Friends is the sitcom classic which in many ways defined a cultural era. But in the same way the quintessentially 90s haircuts and fashion seem out of place in 2018, so too has the era’s taste in humour suffered from the passing of time.

Since Friends was released on Netflix earlier this month, millennials have expressed reservations about many of its storylines. The show is often transphobic, homophobic, and outright sexist; many of the recurring jokes give a stark and unforgiving reflection of a less socially progressive era.

Friends is far from a bastion of diversity, and from this, humour is often cruelly derived from anyone who doesn’t fit the ‘copy and paste’ casting method of white, straight, middle class characters. Viewers will remember only two notable non-white characters in the show, Charlie and Julie, neither of them last long enough in the series to make a significant impact.

The most notable criticism is probably the show’s often blatant homophobia and transphobia. Chandler is paranoid about being perceived as gay, the concept of a male nanny forms the basis of an episode tinged with homophobic undertones, and mean-spirited jokes about Chandler’s transgender father, Helena, are a staple for the show’s iconic wedding episode between Monica and Chandler. Correct pronouns are dismissed with little thought, Monica describing Helena as ‘the man in the black dress’ to the delight of rapturous canned laughter.

On top of the racism, sexism and homophobia, Monica was never allowed to forget she was once overweight. “The camera adds ten pounds!” she says in the episode titled ‘The One with the Prom Video’, to which Chandler responds: “so how many cameras are actually on you?” Her weight is a constant source of mockery, the writers consistently assuming that audiences will find the concept of fatness inherently funny.

I was a young teenager when I began watching Friends. The cast were charismatic, attractive, and the supposedly ideal image of young adulthood. But re-watching Friends, the humour often appears cheap. What once felt witty now provokes tangible discomfort, the kind you experience when forced to spend time with a particularly ignorant grandparent.

It calls into question what the purpose of comedy is, does it have a social or moral purpose? Do we have an obligation to call out insensitive jokes, or merely take them on the chin and view them through the more informed social lens which we can derive from our now more progressive social landscape? It’s good for audiences to demand more from their TV shows. Shows with the success Friends experienced over its ten year run permeate the cultural consciousness, and often what we find funny is a reflection of what we find acceptable in society.

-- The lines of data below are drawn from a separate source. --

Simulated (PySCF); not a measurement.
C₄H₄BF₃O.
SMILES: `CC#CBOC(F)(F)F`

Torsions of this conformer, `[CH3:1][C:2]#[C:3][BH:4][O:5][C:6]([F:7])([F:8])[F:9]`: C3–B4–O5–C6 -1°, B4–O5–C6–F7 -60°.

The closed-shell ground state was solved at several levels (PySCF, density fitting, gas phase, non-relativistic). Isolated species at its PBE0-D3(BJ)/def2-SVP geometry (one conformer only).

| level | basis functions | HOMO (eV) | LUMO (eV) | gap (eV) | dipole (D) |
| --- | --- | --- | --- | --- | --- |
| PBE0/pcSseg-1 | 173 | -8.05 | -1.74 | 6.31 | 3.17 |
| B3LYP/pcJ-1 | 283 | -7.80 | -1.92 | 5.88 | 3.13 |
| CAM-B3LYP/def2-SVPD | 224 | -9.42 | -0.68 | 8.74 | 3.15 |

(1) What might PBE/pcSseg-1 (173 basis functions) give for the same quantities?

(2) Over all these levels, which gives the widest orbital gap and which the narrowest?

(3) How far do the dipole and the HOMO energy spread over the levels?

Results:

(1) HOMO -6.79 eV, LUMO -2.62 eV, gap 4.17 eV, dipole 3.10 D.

The influence of TV shows doesn’t end when they are taken off air, they evolve into similar cultural incarnations, like How I Met Your Mother, and The Big Bang Theory. Joey’s sexism is reincarnated into the form of Barney Stinson, both labelled as ‘womanisers’ but more accurately described in this context as a term for men who objectify women.

For this reason, it’s important we remain critical of the way different genders, sexualities and races are depicted on screen. The perpetuation of stereotypes is damaging, and when your identity becomes the punchline to a mass audience, it no longer feels like innocent fun.